Written on an iBook
This article is from the archive of The New York Sun before the launch of its new website in 2022. The Sun has neither altered nor updated such articles but will seek to correct any errors, mis-categorizations or other problems introduced during transfer.

What should a biography of Steve Jobs look like? The question occurred to me after reading page 230 of “iCon” (Wiley, 368 pages, $24.94):
“We don’t have a way to talk about this kind of thing,” Steve said. “In most people’s vocabularies, ‘design’ means veneer. It is interior decorating. It’s the fabric of the curtains and the sofa. But to me, nothing could be further from the meaning of design. Design is the fundamental soul of a man-made creation that ends up expressing itself in successive outer layers of the product or service.”
Here reborn is that Victorian polymath, William Morris, who believed that the furniture, the utensils, and indeed all the furnishings of everyday life ought to have a design, a beauty that should shine in the lives of every human being. “Beautiful things for everyday living” was Morris’s motto.
Like Morris, Steve Jobs has brought an aesthetic to every aspect of his endeavors – revolutionizing electronics, film, and music in the last three decades. In Mr. Jobs, as in Morris, the utilitarian and the artistic are not at odds; in fact, they strengthen one another, making this a more elegant and serviceable world.

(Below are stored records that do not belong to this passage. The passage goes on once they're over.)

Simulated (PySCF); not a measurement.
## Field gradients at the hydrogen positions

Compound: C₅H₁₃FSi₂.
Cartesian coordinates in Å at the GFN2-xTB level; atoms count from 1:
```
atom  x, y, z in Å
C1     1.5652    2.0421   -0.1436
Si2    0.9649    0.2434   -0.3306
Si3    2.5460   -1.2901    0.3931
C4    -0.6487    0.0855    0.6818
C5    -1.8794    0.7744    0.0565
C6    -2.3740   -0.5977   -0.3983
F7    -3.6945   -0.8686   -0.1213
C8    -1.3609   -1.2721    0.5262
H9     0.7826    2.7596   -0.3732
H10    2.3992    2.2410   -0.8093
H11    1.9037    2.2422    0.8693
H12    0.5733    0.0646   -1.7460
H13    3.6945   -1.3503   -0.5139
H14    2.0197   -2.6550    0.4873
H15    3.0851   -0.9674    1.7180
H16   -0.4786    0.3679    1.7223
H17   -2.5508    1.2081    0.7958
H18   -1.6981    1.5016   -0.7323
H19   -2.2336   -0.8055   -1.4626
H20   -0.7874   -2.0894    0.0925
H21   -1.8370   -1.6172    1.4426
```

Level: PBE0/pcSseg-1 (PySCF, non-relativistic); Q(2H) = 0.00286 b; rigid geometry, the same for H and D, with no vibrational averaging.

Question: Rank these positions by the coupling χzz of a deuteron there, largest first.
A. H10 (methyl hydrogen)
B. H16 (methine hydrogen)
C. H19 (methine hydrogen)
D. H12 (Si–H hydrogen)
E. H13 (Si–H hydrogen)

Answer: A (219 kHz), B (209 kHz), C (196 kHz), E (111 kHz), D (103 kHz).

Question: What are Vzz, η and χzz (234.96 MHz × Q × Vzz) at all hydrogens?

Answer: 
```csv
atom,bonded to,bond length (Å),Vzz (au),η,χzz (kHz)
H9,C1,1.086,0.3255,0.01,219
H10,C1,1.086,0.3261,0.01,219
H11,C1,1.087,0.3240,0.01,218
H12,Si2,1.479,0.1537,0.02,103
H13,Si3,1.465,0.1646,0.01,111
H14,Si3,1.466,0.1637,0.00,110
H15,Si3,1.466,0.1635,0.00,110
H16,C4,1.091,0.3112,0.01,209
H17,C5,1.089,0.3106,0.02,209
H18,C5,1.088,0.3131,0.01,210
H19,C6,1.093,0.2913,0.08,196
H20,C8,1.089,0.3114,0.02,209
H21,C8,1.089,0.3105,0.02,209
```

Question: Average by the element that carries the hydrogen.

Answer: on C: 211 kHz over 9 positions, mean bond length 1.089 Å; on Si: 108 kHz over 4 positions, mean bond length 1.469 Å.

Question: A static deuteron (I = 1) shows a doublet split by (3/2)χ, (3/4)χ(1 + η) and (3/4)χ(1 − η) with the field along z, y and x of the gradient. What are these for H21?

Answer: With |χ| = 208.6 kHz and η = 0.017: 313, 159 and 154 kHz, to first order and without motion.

From the first Apple computers to the iPod, Mr. Jobs has sought to unify form and function. When he lost his way (hence the subtitle of this biography), it was because he lost touch with the marketplace and with designs that had to be affordable for business and the home. Notoriously arrogant and arbitrary, he is – as his biographers suggest – a Shakespearean character, a kind of Prospero who remains ornery and impulsive but who has tempered his tendency to isolate himself and understands how much his vision has to be a part of the hearts and minds of his collaborators.
If Mr. Jobs succeeds in supplanting Bill Gates as the iCon of communications – which seems an unlikely yet not impossible feat – it will be because ultimately design is not a frill but an intrinsic aspect of the way people choose to communicate and enjoy their lives. I would not count Mr. Jobs out – after all, I write this review on an iBook, having forsaken three years ago my clunky, security-challenged, and unwieldy Windows PC.
If only this biography were written in the spirit of Steve Jobs! It lacks his elegance and polish. Biographer Justin Kaplan wrote that literary biographies should be literary, by which he meant that they should be works of literature, distinguished by graceful language. A Jobs biography ought to do likewise; it should proceed with an efficiency and stylishness that evokes the subject.
I began reading this biography thinking I would sound off about the mean-spirited Steve Jobs who decided to pull Wiley’s books from the Apple stores when he learned the firm was publishing “iCon.” I still think Mr. Jobs and Apple are being petty and that no book – however offensive – should be punished this way. I would also like to think, however, that Mr. Jobs could not abide the idea that this biography was just not good enough for Steve Jobs.
Design ought to be the watchword for Mr. Jobs’s biographers. Instead we get the kind of lumbering prose I hope was not written on an Apple: “When Steve was asked by an interviewer about the new commotion over the technology called the Internet, his answer reflected the family man he had become and a thoughtfulness the new status had brought.” That sentence reminds me of how long it takes to boot up a PC. I put this quotation through a grammar check on Microsoft Word, and sure enough the program did not catch the biographers’ passive voice.
There should be nothing passive about a Steve Jobs biography – and nothing banal. Yet here is the beginning of the epilogue (which repeats a good deal of the prologue): “Every one of us is a walking set of contradictions. The great among us are no different, except that their contradictions tend to run to extremes.” Thank you very much.
Apple aficionados and devotees of Steve Jobs biographies seem to be bored with “iCon.” Jeffrey Young, they say, is rehashing his earlier Jobs biography and borrowing heavily from the research of others. This unauthorized biography suffers from lack of access to Mr. Jobs himself – though Mr. Young was able to interview him during a much earlier period of Mr. Jobs’s ascent as Apple’s chairman. The notes certainly reflect substantial lifting from secondary sources, but that does not trouble me half as much as this book’s trite style.
Yet Mr. Jobs himself is such a fascinating study I was not tempted to skip a word of “iCon.” This biography benefits from a “rising action,” as drama critics put it. Not only does Mr. Jobs resurrect himself after his Apple debacle, having alienated nearly everyone, from the engineers to the executives, his company Pixar comes to dominate animated films and account for nearly half of Disney’s profits, and his Apple innovation, iPod, teaches the music industry a lesson about how to use the Internet for downloading music while cutting down on piracy.
Steve Jobs reminds me of George Foreman. Both champs suffered humiliating knockouts, only to rebound in middle age to enjoy one of those American second acts that F. Scott Fitzgerald avowed did not happen. In both cases the heroes evinced a sensitive humanity neither had ever seemed capable of expressing. But the analogy cannot be pressed too far. Mr. Jobs retains, as his biographers amply document, plenty of the old hubris, and many more acts to his drama may remain.